The Missouri Rural Crisis Center is disappointed the state Senate has passed a bill that would protect large livestock feeding operations, known as CAFOs, from county regulations that are stricter than state regulations. Tim Gibbons says there is a “huge outpouring” of opposition to proposed protections on CAFOs.

Cows by a fence (photo: Happy Fence Friday, Larry Brown)

“We know that DNR (Department of Natural Resources) cannot and will not protect us from these absentee controlled operations,” he tells Brownfield Ag News. “So local control is one way that farmers and people in rural counties have been able to put safeguards on these type of operations to protect the property rights, the property values, the water and air, the livablity of our communities from industrial livestock operations.”

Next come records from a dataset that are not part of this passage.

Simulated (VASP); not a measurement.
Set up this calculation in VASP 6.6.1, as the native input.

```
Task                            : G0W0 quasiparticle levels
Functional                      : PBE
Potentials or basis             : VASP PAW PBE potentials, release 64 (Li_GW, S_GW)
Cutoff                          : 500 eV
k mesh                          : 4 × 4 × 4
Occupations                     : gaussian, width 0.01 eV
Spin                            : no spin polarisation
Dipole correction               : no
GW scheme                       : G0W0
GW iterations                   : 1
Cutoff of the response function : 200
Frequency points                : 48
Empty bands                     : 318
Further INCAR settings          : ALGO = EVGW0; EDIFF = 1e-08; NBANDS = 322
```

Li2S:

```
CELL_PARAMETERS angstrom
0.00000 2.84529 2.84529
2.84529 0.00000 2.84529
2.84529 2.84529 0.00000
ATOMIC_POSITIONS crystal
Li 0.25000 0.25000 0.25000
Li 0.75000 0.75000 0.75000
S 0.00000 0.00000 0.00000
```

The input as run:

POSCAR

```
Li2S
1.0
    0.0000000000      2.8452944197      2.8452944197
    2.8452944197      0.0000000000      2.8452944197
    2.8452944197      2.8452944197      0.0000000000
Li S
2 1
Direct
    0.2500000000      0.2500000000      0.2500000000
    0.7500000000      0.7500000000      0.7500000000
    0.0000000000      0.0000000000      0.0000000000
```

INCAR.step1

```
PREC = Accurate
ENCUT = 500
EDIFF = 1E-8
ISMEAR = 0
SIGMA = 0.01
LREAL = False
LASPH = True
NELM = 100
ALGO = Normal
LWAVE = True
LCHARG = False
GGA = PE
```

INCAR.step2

Gibbons says the state should be standing up for Missouri’s nearly 100,000 family farms – not the roughly 500 CAFOs. He says the voices of Missouri’s independent farmers and property owners are not as valued as corporate lobbyists working for industrial agriculture.

“In just under two weeks, both the Missouri Cattlemen’s Association and the Missouri Pork Association have hired seven new lobbyists to walk the halls of the Capitol,” says Gibbons. “We see firsthand what that type of influence has in our statehouse.”

Bill sponsor, Sen. Mike Bernskoetter, R-Jefferson City, says the proposal would benefit family farmers and large animal feeding operations. He says he wants a statewide policy, instead of a hodge podge of local restrictions.

The measure, Senate Bill 391, heads to the House. Two weeks remain in the regular session of the Missouri Legislature.